"The Mirror" (1975): Movie, DVD Review
Directed by Andrei Tarkovsky, written by Tarkovsky and Aleksandr Misharin, featuring poetry by Arseni Tarkovsky, 108 minutes, not rated.
By our guest blogger, Kicia Sears
There is much to be said about Russian director Andrei Tarkovsky’s 1975 film "The Mirror," but none of the praise would be for the taught plot arc and distinctive characters. The film is loosely based on the director’s childhood and offers nearly two hours of interwoven dream sequences, memories and footage from World War I.
There is no overarching plot structure. Basically, the movie takes place in a few general time periods in Tarkovsky’s life--when Aleksei (based on the director) was a young boy living in the country with his mother Maroussia; an older Aleksei and his interactions with his wife Natalya, his son Ignat, and his mother; and finally, the war. Tarkovsky likes to use symbolism, dreams and unconventional storytelling techniques to produce different effects on the audience. It would appear that the intended effect behind "The Mirror" is to confuse. Not only because the plot is a patchwork, but also because most of the major characters are played by the same actors or otherwise look very similar.
Margarita Terekhova and Ignat Daniltsev play two characters each (Maroussia/Natalya, and Aleksei/Ignat, respectively). If that doesn’t make it confusing enough, each set of characters has the same relationship--mother-son. Terekhova does an incredible job while faced with a difficult task, setting up subtle differences between two characters that gradually build, though it’s still tough to keep track of who’s who.
Once you figure that out, there’s the problem of what happens. We find out immediately that Aleksei’s father is out of the picture. Later, an adult, Aleksei finds himself clinging to his 13-year-old son Ignat, though it would appear that the tension between Natalya and Aleksei after divorcing has left Ignat with some bitterness toward his father.

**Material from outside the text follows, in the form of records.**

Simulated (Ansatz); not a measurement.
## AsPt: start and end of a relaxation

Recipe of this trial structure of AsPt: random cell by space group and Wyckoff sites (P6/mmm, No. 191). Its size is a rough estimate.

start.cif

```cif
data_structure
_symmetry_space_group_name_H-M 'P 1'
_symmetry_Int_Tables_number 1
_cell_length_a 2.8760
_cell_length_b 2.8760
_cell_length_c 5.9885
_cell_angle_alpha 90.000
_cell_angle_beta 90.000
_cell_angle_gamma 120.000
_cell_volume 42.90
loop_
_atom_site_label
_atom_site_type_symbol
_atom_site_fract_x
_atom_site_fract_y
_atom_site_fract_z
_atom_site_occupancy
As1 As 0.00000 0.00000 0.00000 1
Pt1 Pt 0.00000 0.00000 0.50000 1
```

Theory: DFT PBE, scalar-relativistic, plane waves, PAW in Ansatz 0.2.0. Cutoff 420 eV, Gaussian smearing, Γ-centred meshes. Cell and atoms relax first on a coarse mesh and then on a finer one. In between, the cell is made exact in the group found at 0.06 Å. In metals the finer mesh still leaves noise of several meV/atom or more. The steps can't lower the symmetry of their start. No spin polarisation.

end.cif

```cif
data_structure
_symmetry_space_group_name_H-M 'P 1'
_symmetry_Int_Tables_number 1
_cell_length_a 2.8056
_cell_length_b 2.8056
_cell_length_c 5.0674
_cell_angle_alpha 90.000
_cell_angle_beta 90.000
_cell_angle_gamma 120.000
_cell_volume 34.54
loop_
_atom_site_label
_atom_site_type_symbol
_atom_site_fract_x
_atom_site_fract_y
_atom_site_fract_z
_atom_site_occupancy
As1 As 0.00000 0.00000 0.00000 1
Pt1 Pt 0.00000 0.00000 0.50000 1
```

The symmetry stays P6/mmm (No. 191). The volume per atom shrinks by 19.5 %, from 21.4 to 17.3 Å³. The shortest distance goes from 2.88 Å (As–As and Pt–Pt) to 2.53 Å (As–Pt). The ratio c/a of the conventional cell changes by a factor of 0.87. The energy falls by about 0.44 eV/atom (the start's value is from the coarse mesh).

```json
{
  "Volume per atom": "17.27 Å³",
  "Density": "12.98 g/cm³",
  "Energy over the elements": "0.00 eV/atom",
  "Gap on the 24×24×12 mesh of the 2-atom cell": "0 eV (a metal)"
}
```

At one point, Aleksei has a dream that his mother is washing her hair when it starts raining inside the room. It’s a beautiful sequence, and Tarkovsky is known for using rain/running water juxtaposed against fire, as in another scene (a memory) in which the family barn burns down. There also are memory scenes involving Aleksei’s mother at her job as a copy editor, where her mental state is revealed as very fragile. The war hits Russia, and the audience is shown grim footage featuring children crying and the chilling failure of the CCCP-1 stratospheric balloon launch. Though the film is supposed to be somewhat of an autobiography, it lacks the intimacy of such by refusing to give the audience Aleksei’s true point of view. At the end of the day, it’s muddled and confusing despite its admirable unorthodoxy.
Unfortunately, the area in which the film suffers most for non-Russian speaking viewers are the subtitles. They are done in thin, white lettering and whenever they appear on something that is lightly colored or white, which happens about 50 percent of the time in a black and white film, it is impossible to read the dialogue or poetry. This is incredibly distracting and the film suffers from even more obscurity for English speaking audiences because of it.
However, one is able to collect a few moments of clarity that trickle out of the obtuse. It is clear that Aleksei’s father left when he was a child, and he grew up loving and resenting his mother. Later, perhaps in an attempt to make up for his fractured relationship with his mother, he married a girl who looked like her, only to find out how different the two women really are. The film seems hopeless, as if at the end Tarkovsky realized that he couldn’t make up for lost time.
Some say that before a person dies, their life flashes before their eyes--and this film very well could be what flashes before Aleksei’s (Tarkovsky’s) eyes on his deathbed. It’s a collection of memories mixed with dreams until they can’t be separated, sobering wartime experiences, and attempts to understand his mother and his ex-wife better than he had before. It is placed against a somber score of classical music, and the cinematography is beautiful. The Mirror is enjoyable to watch, and even if at the end you can’t tell mother from girl and boy from man, there is the feeling that sometimes Tarkovsky couldn’t either.